TRIBUTE PAID IN OIL
Hugo Salinas Price
June 28th, 2008
According to the Casey Research data recently published on 321energy, México is exporting 184,000 barrels of oil less than its programmed quota of sales to the U.S. The article says the deficit amounts to 11%. Therefore, the daily quota must be about 1,673,000 barrels of oil daily, but the actual net export of oil is approximately 1,489,000 barrels a day.
If we multiply 1,489,000 barrels a day by 360 and by $112 dollars, the present price of Mexican oil, we get the amount of some $60 billion dollars of annual exports of Mexican oil to the US.
Mexico’s oil production is in decline due to the on-going exhaustion of the oil fields being exploited.
In 2004, Mexico exported 50% of the oil extracted. Some years ago, Mexico reached its peak production and if we estimate very conservatively that production is declining at a rate of 5% a year, in four years – from 2004 to the present - production must have declined by 20%.
In the meantime, Mexico’s own consumption of oil has increased. So that by 2014, Mexico will have no excess oil production available for export. Galland conjectures that by 2014, not a single barrel of Mexican oil will be exported.

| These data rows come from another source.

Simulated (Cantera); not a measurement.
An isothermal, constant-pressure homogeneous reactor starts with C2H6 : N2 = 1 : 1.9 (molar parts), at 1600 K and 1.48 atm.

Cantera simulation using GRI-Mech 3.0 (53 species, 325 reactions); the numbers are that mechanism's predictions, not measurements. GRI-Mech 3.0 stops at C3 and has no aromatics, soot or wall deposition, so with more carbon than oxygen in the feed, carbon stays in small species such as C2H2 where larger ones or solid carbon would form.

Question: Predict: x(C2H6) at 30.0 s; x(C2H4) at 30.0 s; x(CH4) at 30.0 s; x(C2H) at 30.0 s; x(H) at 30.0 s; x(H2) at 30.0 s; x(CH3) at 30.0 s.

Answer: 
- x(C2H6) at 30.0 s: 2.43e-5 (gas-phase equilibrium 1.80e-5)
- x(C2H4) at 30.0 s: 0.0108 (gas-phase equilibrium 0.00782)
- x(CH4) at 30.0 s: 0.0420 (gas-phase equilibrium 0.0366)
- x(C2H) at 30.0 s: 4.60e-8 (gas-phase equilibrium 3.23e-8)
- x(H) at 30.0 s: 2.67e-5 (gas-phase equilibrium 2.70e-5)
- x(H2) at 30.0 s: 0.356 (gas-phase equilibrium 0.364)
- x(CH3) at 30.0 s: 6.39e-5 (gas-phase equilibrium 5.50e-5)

The whole world is presently feeling the first effects of the general exhaustion of world oil fields: “Peak Oil”. Unless “Peak Oil” is an imaginary problem, the price of oil is therefore going to continue rising with brutal effects upon the world economy. Not only Mexican oil production is declining; we are dealing with a decline in world production of oil.
For this reason, there will perhaps be no reduction in the amount of dollars entering the Mexican economy for the remaining years during which there will be exports of oil. The price of oil will go to $200, to $300, to $400 hundred dollars a barrel and more, as the economies of the world struggle to obtain the oil required for their industries.
Today, there are at least two world centers which will be able to pay those prices; they will have no option but to pay them, because without oil, the lights will literally go out.
Those centers are the US and the Eurozone. They will be able to pay the necessary price to get their oil, because both the US and the Eurozone can manufacture digital dollars and digital euros at will. Iran is willing to accept Japanese yen in exchange for its oil.
The rest of the world, which needs the oil but does not have the advantage of having a currency accepted as a “reserve currency”, will have a terrible time obtaining the dollars or euros necessary to purchase oil. Their economies will be strangled for lack of fuel.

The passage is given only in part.